(New York) - The Sierra Leone Special Court's announcement of its first seven indictments is a tremendous step forward for the cause of justice in Sierra Leone, Human Rights Watch said today.
The Sierra Leone Special Court Prosecutor, David Crane, yesterday announced indictments against Foday Saybana Sankoh, Johnny Paul Koroma, Sam Bockarie, Issa Hassan Sesay, Alex Tamba Brima, Morris Kallon and Sam Hinga Norman, for war crimes, crimes against humanity, and violations of international humanitarian law. Sankoh, Sesay, Brima, Kallon, and Norman are in custody.
"This is a key step towards accountability for the horrific crimes of the civil war in Sierra Leone," said Peter Takirambudde, executive director of the Africa division of Human Rights Watch. "We applaud the court for having the courage to indict persons who were on all sides of the conflict."
The crimes alleged in the indictments include murder, rape, extermination, acts of terror, enslavement, looting and burning, sexual slavery, conscription of children into an armed force, and attacks on UNAMSIL peacekeepers and humanitarian assistance workers.
The civil war in Sierra Leone was marked by serious atrocities committed principally by the members of the Revolutionary United Front (RUF)/Armed Forces Revolutionary Council (AFRC) rebel alliance. Civilians bore the brunt of these abuses in widespread and systematic attacks characterized by murder, mutilation, amputation, torture, rape and forced abductions. Civilian Defense Forces (CDF) militias fighting on behalf of the government of President Ahmad Tejan Kabbah also committed numerous human rights violations, albeit on a smaller scale and of a different nature than those committed by the rebel alliance.
Foday Sankoh was leader of the RUF. Johnny Paul Koroma was head of the AFRC. Sam Bockarie was a particularly notorious RUF commander, and Sam Hinga Norman led the Kamajors, the largest and most powerful group of the CDF. Norman is currently Sierra Leone Minister of Internal Affairs.
The Special Court is a "mixed" tribunal that has both international and domestic elements, including international and Sierra Leonean judges and staff. The court is designed to function for three years and has power to prosecute those "who bear the greatest responsibility" for serious violations of international humanitarian law and certain violations of Sierra Leone law committed in Sierra Leone since November 30, 1996.

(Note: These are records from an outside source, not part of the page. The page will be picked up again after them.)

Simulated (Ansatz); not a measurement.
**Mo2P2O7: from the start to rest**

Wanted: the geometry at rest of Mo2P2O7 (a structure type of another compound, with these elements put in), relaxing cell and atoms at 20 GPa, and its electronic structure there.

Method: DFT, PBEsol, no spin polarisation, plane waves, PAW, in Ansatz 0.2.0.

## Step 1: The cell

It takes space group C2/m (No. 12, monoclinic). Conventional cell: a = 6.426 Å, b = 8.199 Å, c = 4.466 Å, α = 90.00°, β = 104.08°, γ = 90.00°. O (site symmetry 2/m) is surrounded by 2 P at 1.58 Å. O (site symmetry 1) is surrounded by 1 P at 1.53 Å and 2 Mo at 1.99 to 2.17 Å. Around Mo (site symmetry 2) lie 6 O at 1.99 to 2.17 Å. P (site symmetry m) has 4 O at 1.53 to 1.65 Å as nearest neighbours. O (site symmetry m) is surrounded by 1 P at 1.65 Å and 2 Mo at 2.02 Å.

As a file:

While Human Rights Watch welcomed the indictments, Takirambudde said that "they are only one step on the long road to a full accounting of crimes committed in Sierra Leone."
Because the Special Court is anticipated to prosecute around twenty persons, it will leave many crimes unaddressed. A Truth and Reconciliation Commission is also at work in Sierra Leone. Its mandate is to seek to establish an impartial historical record of the conflict and promote reconciliation, but it will not have the capacity to adjudicate criminal responsibility.